The Federal National Mortgage Association's service charge on ARMs it buys recently was increased from three-eighths to one-half point. "We recognize that they are more expensive to service," said John Hayes, a FNMA regional vice president. Fannie Mae regularly buys eight different ARMs, and in the past two years it has bought "120 other types of ARMs under negotiated transactions" with lenders, according to Hayes.
Such a proliferation not only confuses borrowers but confuses investors, most of whom prefer to know what the exact return will always be on a mortgage-backed security.
"There's no uniformity of ARMs, so there's not going to be a market for them," complained Brian Hays, managing director of A. G. Becker Paribas Inc. in New York.

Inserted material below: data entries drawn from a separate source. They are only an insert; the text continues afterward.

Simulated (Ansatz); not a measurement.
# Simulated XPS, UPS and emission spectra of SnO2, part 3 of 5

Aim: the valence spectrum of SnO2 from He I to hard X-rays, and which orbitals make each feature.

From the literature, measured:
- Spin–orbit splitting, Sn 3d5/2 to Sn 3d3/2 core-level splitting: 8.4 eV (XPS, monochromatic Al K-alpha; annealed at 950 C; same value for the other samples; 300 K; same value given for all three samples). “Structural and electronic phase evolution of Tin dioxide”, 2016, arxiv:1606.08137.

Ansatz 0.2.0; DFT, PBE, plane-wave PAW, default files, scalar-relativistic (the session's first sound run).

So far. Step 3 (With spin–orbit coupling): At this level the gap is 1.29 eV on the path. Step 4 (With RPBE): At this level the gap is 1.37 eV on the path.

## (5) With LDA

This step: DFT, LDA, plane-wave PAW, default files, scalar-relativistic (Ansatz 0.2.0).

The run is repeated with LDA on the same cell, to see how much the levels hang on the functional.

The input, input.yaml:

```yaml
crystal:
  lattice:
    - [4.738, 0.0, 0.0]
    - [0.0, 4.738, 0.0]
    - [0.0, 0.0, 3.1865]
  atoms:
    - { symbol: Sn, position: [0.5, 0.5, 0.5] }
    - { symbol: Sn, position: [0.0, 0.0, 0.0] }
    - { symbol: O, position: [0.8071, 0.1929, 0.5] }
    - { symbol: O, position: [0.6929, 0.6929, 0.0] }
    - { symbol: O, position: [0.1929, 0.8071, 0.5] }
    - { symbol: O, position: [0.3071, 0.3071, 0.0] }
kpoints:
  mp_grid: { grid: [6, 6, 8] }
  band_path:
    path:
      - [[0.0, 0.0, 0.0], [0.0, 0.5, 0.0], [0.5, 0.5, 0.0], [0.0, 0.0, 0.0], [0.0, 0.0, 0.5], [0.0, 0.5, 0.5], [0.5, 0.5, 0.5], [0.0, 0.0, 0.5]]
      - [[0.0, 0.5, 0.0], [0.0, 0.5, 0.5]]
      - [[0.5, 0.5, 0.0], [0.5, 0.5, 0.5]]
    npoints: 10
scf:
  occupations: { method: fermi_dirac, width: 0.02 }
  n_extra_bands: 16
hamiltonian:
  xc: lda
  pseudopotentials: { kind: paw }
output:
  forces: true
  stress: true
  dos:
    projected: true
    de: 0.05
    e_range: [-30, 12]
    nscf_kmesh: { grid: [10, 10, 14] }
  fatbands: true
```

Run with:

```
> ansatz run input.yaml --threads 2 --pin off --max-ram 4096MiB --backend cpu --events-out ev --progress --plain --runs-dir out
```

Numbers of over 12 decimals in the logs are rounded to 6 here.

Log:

Stamper said both Freddie Mac and Fannie Mae should reach a standardization of ARMs by late fall, but he still said there would be from three to seven different adjustable-rate mortgage instruments.
Mortgage bankers, who are becoming a dominant force in home lending, never have shown the same negative attitude toward fixed-rate loans that savings and loans show. They also have been active in offering FHA and VA fixed-rate loans, loans that have become more popular and loans that the thrifts blame for their inability to find acceptance of ARMs.
In 1977, savings associations provided 53 percent of home loans and mortgage bankers only 16 percent. Last year, the thrifts' share had fallen to 37 percent, while the mortgage bankers' had risen to 29 percent. And in the first quarter of this year, 32 percent of home loan originations were provided by mortgage companies, while S&Ls accounted for 38 percent, according to the Department of Housing and Urban Development.
"Consumers are moving to mortgage bankers, who are offering them 30-year, fixed-rate loans," James A. Hollensteiner, a director of the U.S. League of Savings Institutions, warned his industry at the annual conference of the league's Institute of Financial Education in Chicago in March. Mortgage bankers "are moving in to take your place," he told thrift officials.
As thrifts became less active home lenders, mortgage bankers have moved to fill this void, offering mortgages to real estate brokers and to home buyers who walk into their offices. California-based Sunkist, for example, now has regional offices in eight cities outside California.
Before his Crittenden presentation, Sunkist's Strasser pointed out that, unlike savings institutions, mortgage bankers have to place the mortgages they make, "because they're not the investor." This has forced them to be flexible in order to survive, he said.
"I come from the savings and loan business," added Strasser, who for 16 years was president of Telegraph Savings and Loan Association in Chicago. "They have found it necessary and prudent to carry most of their money in the form of liquidity. That means they just don't have the money for long-term loans. Mortgage bankers who are accustomed to getting funds from investors have found they could fill this niche and do it quite effectively."
But savings and loans increasingly are selling off their loans, rather than holding them and risking losses on them if interest rates again rise. Those that do this usually are the ones still making long-term, fixed-rate loans.
"The large savings and loans are selling their fixed-rate loans; they aren't holding any," said Ron Myhro, president of Capital Advisors Inc., a financial consulting firm with headquarters in La Jolla, Calif. "Only the smaller S&Ls may be holding them."
In the face of consumer and investor resistence to ARMs, California institutions have had to continue offering 30-year, fixed-rate mortgages.
"If Home and Great Western can't sell them, who can?" asked John P. Long, regional vice president of the real estate loan department of the $7.3 billion-asset First Nationwide Savings & Loan Association of Pleasant Hill, Calif., referring to that state's two largest thrifts.
"People aren't buying some of this stuff very well," he commented at the Institute of Financial Education conference. "There's been some problem with these instruments. The marketplace still is fixed-rate."